This article has been contributed by Darrell Gold LLB with Robins Appleby & Taub LLP
Imagine the following scenario: You own a retail plaza in Toronto. The Plaza contains a few anchor tenants as well as some “smaller” tenants. You just issued your annual reconciliation statement for additional rent for 2011. Thirty days later, you receive a written request from one of your anchor tenants for all backup invoices supporting the additional rent calculated in accordance with that tenant’s lease and charged for the prior year. The lease with that tenant contains no requirement for your statements to be audited nor does it provide the tenant with an express right to demand the backup invoices for your calculations of the additional rent components. You fail to provide the information requested and the Tenant decides to pay a lesser amount each month based on its calculations of its share of the Plaza’s operating costs. You note the tenant in default for doing this and then terminate the lease when the tenant refuses to pay the amount claimed by you. So, what is a landlord required to do in these circumstances?
According to current Ontario case law (Nguyen v. 792267 Ontario Ltd. 2006 CarswellOnt 7595 Ontario Superior Court of Justice, 2006): “Principle, and indeed precedent (though sparse), clearly demonstrate that a landlord, having ownership and control of the premises and knowledge of the expenses associated therewith, has the obligation to provide the tenant with a proper statement and if required, back-up material to support a claim for “additional rent”. A termination in those circumstances above could result in relief from forfeiture and a damage award.
Now, consider a similar scenario but where the tenant is negotiating to obtain an audit right for the rent. The issues for the landlord in facing such a request include additional costs, both monetary and in extra time spent by its staff to respond to queries, reputational issues (if material discrepancies arise), and confidentiality issues from other tenants requesting a similar right as the ”flood gates” can open. So what should the parties consider in trying to address the request?
1. The Demand – Should be based on specific grounds or details based on an initial review of the back-up materials in support of the Landlord’s calculations or at least a detailed landlord’s statement. It should not just be a general demand for an audit each year.
2. Contingency – This basis should be avoided as it is a “fishing expedition” where the tenant is put to no cost and the auditor has no financial interest in the outcome. Typically, landlords will require the tenant to retain a nationally recognized accounting firm to perform the audit.
3. Confidentiality – The request, the process and the results should be kept strictly confidential. Failure to do so can be costly to the landlord in terms of other tenants coming forward who may be entitled to adjustments. Of course, should a valid error be found that affects other tenants, then their statements should be amended as well.

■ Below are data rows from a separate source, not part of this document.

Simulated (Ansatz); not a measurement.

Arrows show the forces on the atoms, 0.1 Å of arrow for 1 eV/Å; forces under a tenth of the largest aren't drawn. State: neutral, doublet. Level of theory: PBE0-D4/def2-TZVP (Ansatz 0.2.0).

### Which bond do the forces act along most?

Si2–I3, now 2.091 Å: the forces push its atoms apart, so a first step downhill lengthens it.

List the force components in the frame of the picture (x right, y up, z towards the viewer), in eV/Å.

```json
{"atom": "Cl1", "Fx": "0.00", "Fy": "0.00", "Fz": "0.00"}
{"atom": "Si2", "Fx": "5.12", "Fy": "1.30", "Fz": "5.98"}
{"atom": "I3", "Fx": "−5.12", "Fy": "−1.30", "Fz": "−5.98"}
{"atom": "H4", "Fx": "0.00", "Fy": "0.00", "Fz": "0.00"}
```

4. Not When In Default – The right should be suspended when the tenant is in default, even during a previously commenced audit.
5. Cut-Off Date – Landlords need certainty that they will not be challenged on additional rent charges after a fixed period of time so there should be a cut-off date for prior years after receipt of the annual reconciliation statement. I have seen periods from thirty (30) days to two (2) years. As I mentioned in an earlier article, if the lease is silent then the limitation period for a tenant rent claim would be two (2) years.
6. Retroactivity – If the audit reveals an error, it should only affect that year’s charges and not prior years (or perhaps at most, one preceding year) given that the tenant declined to exercise audit rights for those prior years.
7. Payments Pending the Audit – They should continue as required by the landlord until such time as any audit discrepancies have been finally resolved.
8. Reconciliation Payments – If an overpayment is confirmed than the lease can provide that the landlord can pay that amount to the tenant or for it to be credited to rent or additional rent as it next falls due. Overpayments/underpayments can be addressed with an interest component if necessary retroactive to the date paid by the tenant or the date they ought to have been paid by the tenant if not paid.
9. Dispute Resolution – Set parameters for an expert to determine audit disputes if they arise. The landlord’s accounting methodology may or may not be consistent with the accounting principles in the lease (such as GAAP – Generally Accepted Accounting Principles).
10. Who Pays for the Audit – Leases often state that if the audit confirms the landlord’s statement within 3%-5% of the statement amount, then the tenant pays the audit fees, whereas tenants want to limit the threshold to the categories in which errors were found and not the entire statement as that is an easier threshold for them to meet.
The Lessons: Even where a lease is silent, a landlord has an obligation to provide a tenant with sufficiently detailed statements with back-up information following request in order for that tenant to understand how the landlord calculated its share of additional rent and confirm it was done in accordance with the language of the lease (including not being charged for items that were expressly excluded from operating costs or which needed to be deducted from the total prior to calculating any administration or management fee). Where an express audit right is sought, the parties need to consider the factors noted above when providing for the audit clause. When acting for a lender or purchaser, tenant audit rights should be identified in the lease as the exercise of the right could lead to rebates/credits. Well-drafted tenant estoppels can help minimize the risks.
Disclaimer: This article is for general information purposes only and not intended as or to be relied upon for legal advice. Consult with a lawyer for your unique situation.